Topics: pandas, code review, mistakes
“Why do my code reviews keep pointing out pandas issues?”
If you’ve ever had your code sent back with feedback on pandas usage, this seminar is for you. We’ll dive into the most common mistakes that modelers make with pandas during code review. From mishandling apply functions to inefficient joins and unclear indexing, you’ll learn to spot and fix these pitfalls before your reviewers do.
But it’s not just about avoiding mistakes—it’s about developing an intuition for pandas. We’ll discuss the “why” behind best practices, helping you understand the trade-offs in speed, readability, and maintainability. By the end, you’ll have a stronger grasp of pandas workflows and be better equipped to write production-ready code that won’t raise eyebrows during reviews.
python -m pip install pandas==2.0.3 matplotlib==3.9.* duckdb==1.1.3 numpy<2.*
print("Let's take a look!")
When working with SQL databases and Pandas, it’s common to filter data. However, placing the filter on the wrong side—such as in Pandas instead of SQL—can significantly impact performance. Filtering in SQL leverages the database engine’s optimizations, reducing the data transferred into Python memory. A misplaced filter in Pandas means loading the entire dataset first, which is inefficient and can strain system resources. Always consider whether your filtering logic belongs in the SQL query or in your DataFrame manipulations.
from pathlib import Path
from pandas import DataFrame, date_range, read_sql
from numpy.random import default_rng
from sqlite3 import connect
from contextlib import closing
rng = default_rng(0)
df = DataFrame(
data={
'timestamp': date_range('2000-01', freq='s', periods=(n := 8_000_000)),
'group': rng.choice([*'abcdefghijklmnop'], size=n),
'values': rng.normal(100, 5, size=n),
},
)
data_dir = Path('data')
data_dir.mkdir(exist_ok=True)
with closing(connect(data_dir / 'some.db')) as conn:
df.to_sql('mytable', conn, if_exists='replace', index=False)
print(df.head())
pandas is often referred to as a “tail-end” analytical tool. For large data pipelines it may not be the best tool for working at scale, but at some point you are going to want the vast flexibility that is offers to perform your work.

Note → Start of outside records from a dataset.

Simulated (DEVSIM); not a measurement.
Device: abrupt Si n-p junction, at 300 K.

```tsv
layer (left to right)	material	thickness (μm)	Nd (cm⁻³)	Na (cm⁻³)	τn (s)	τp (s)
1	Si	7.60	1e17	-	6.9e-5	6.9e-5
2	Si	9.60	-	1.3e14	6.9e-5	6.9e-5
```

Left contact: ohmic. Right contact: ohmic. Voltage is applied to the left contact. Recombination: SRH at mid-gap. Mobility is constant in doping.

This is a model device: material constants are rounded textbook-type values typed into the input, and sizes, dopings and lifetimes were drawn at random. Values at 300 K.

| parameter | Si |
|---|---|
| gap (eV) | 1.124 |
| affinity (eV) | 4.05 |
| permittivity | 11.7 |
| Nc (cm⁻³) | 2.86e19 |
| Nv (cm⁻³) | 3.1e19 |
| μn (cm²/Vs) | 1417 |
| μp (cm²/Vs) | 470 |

from pandas import read_sql
from sqlite3 import connect
from contextlib import closing
# with closing(connect('data/some.db')) as conn: # Review
# df = read_sql('select * from mytable', con=conn)
# df = df.loc[df['group'] == 'c']
# print(df)
with closing(connect('data/some.db')) as conn: # Review
df = read_sql('select * from mytable where [group] = "c"', con=conn)
print(df)
aside: using prepared statements during interop
from pandas import read_sql
from sqlite3 import connect
from contextlib import closing
subgroup = "c" # Review
with closing(connect('data/some.db')) as conn:
# df = read_sql(
# f'''
# select * from mytable
# where ([group] = {subgroup!r})
# ''',
# con=conn,
# )
df = read_sql(
'''
select * from mytable
where ([group] = :subgroup)
''',
con=conn,
params={'subgroup': subgroup}
)
print(df)
Using prepared statements is not just about security—it also improves maintainability and clarity in code. By parameterizing queries instead of embedding variables directly, you safeguard against SQL injection vulnerabilities and ensure the code handles special characters correctly. This approach is particularly valuable when dealing with user-supplied inputs or dynamic query conditions.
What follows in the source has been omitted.